Thursday, April 7, 2011

Why I Love Emilie du Châtelet by Laurel Corona

It comes as a bit of a surprise to me that I have written a novel about Enlightenment France. I avoided the era in both my undergraduate and graduate programs in literature and history. I slogged with great resistance through every assigned poem, memoir, or essay, wishing time would speed up so we could get to the Romantics and ditch those stuffy men in wigs, and women in corsets and ridiculous skirts the width of a tennis court.
In fact, if it weren’t for the fact that I fell in love with Emilie du Châtelet, I would never have considered setting a novel in this era at all, but Emilie seduced me, as she did so many others, literally and figuratively.

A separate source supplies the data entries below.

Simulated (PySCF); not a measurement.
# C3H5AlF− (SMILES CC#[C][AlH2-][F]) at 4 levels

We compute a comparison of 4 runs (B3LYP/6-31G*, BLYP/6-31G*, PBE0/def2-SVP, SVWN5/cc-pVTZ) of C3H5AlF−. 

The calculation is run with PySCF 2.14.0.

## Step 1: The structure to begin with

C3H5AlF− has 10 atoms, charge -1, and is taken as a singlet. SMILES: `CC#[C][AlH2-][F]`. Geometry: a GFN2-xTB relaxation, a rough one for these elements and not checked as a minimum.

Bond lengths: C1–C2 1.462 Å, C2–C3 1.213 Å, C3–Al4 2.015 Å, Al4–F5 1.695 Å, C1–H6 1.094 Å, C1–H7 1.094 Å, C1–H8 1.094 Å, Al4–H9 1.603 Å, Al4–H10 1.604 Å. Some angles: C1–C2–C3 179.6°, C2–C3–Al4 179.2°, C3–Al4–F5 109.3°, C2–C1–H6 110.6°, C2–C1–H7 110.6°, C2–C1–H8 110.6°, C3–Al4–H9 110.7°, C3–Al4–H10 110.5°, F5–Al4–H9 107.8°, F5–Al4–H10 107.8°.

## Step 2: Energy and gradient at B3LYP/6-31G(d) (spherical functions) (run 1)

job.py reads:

I love her brain. I’ve always admired people who understand math and science, because I struggled so much with both in school. Though I could spot a grammatical or spelling error in those nasty “word problems” in math, I was clueless about what formulas would solve them. Taking science classes for non-majors to fulfill breadth requirements at the University of California at Davis, I was amazed that this was the watered down and simplified version of things I could barely comprehend.

Emilie du Chatelet

Emilie was a natural. Anecdotes from her early life have her sitting at the dinner table with Bernard de Fontanelle, one of the great names in letters and science in his time, discussing the nature of the universe and how its laws could be determined. She spent hours studying physics with her indulgent father, and she used winnings from card games to purchase the latest books of math and science. She could do unbelievably long calculations in her head. Because as a woman she could not attend university classes or sit in cafes where men met to discuss the latest scientific thinking, she used money from her patrimony to hire illustrious scientists as tutors, including the outstanding mathematician of his day, Pierre de Maupertuis. At one point, she rescued herself from a huge gambling debt (one of the royals was cheating, and she could say nothing) by coming up with the concept of derivatives.

She studied for the love of it. Early in her life, she did not think of making a contribution to science herself--women did not publish scientific work, and aristocrats had many social duties that kept them occupied. Only when she took up with Voltaire and became his lover did she begin seriously pursuing experimental science. Voltaire was not nearly the physicist he thought himself to be, and it was through their arguments that Emilie gained the confidence to begin writing scientific papers and books herself.

Her translation of Newton’s Principia Mathematica is her masterpiece. Presumably French scientists could read Latin as well as she could--Latin was the lingua franca of publication--but Newton’s thinking was so complex (and his writing so odd) that few could understand him. Emilie understood thoroughly, and did not merely translate but rather rewrote Newton’s masterpiece into French that her compatriots could understand. She then supplied commentaries to clarify and elaborate on Newton’s ideas. Finally, where Newton had not provided mathematical proofs, Emilie figured out what these would be and supplied them. He translation is still the standard one used in France.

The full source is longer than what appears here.